While the PPP/C won the presidency, they did not win the elections

I refer to Bud Mangal’s letter titled ‘An interesting statistic‘ (SN, December 12), and ask what is he saying or trying to say?

Dr Mangal’s letter included a table of votes cast for each of the contesting parties in the 2006 and 2011 elections, and in the event the reader misses the point of the data, he wrote: “What the above clearly shows is that in 2011, 166,340 people voted for PPP and 139,678 voted for

APNU.” Then comes his very telling sentence (he is a Gecom Commissioner) and his ignorance of the election results: “So why all the protest and shouting?”
The most fundamental principle about Westminster model constitutions is that a government can only be formed by a single party if it wins 51 per cent of the votes or seats, or by a combination of parties whose combined votes exceed 51 per cent. Under this principle the PPP did not win

the elections.
Now let us understand and acknowledge that the Guyana constitution is in the main a Westminster model constitution in all its basic principles, but it went beyond that to include a few clauses that are remarkable for their perceived and clear intent to lend a hand to the party with a plurality of votes. It must be noted that under this constitution, the government will fall if it loses a vote of confidence; under the US constitution there is no such thing as a vote of confidence.
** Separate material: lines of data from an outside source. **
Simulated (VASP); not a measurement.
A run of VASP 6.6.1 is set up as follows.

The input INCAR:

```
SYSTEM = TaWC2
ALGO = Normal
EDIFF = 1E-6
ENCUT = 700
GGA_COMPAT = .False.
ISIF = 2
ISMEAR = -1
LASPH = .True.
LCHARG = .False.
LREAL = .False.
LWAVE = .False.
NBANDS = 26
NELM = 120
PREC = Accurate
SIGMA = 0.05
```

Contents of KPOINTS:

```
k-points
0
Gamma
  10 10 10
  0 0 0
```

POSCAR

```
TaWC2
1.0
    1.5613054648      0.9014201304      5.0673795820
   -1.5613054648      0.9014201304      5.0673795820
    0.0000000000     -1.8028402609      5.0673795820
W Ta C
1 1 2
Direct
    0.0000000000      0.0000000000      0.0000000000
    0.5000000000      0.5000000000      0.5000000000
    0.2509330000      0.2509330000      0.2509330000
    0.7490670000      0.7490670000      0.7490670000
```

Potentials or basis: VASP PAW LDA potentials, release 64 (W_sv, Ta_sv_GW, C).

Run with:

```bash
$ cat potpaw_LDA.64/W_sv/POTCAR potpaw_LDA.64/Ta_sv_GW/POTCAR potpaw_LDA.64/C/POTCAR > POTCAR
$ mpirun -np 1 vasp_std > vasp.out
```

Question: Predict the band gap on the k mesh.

The ruling PPP won 48.6 per cent of the votes, a plurality and so the constitution grants it the right to hold the presidency. However, a “right to hold the presidency” and a “right for a minority party (32 v 33) to form the executive branch of government exclusively” are two different and distinguishable animals. While the constitution may not have stipulated a

prohibition to the latter, President Ramotar will learn soon enough that the practical aspects of running a government will demand that he works out a deal to secure the support of an opposition party in parliament. His rush to set up a cabinet comprising his party people only will turn out to be neither wise nor prescient.

It is clear that Dr Mangal believes that the ruling PPP won these elections (166,340 v APNU’s 139,678) and is entitled to hold and control exclusively both the presidency and the cabinet.  It is also clear that he believes that only these two parties, PPP and APNU matter, completely forgetting that  another party, AFC, also won a significant percentage of the votes and seats in the parliament.

The way constitutions and the formation of governments work in a real democracy is a little more complicated than what Dr Mangal’s mind is willing to recognize. While President Ramotar has gone ahead and constituted the executive with his party’s members only, the Guyanese people have a right to ask: Is it workable? Will it last? Bills in parliament cannot become law on the basis of a minority of votes; also parliamentarians in Guyana’s system vote straight party line. A recent law makes it illegal for individual MPs to vote outside their party line.

The Guyanese people have a right to “protest and shout” and demand an explanation of what is going on. Is it not all a charade and the government will collapse as soon as the first vote of confidence comes up? Is it reasonable to expect the combined majority opposition in parliament to vote with the government side after not being consulted in the formation of the executive? (Read invited to join in a coalition government.)

Bud Mangal needs to be told that the PPP with 48.6 per cent of the votes did not win these elections (to win a PR-system election, you have to get a clear 51 per cent), and save and except for an unprecedented clause placed in the constitution, the PPP would have been out of power today.

Dr Mangal’s taunting the opposition (“So why all the protest and shouting?”) not only betrays his ignorance of how constitutions work and the need to set up governments so they will survive their full term, but it at once raises serious questions about his suitability to serve as a Gecom Commissioner.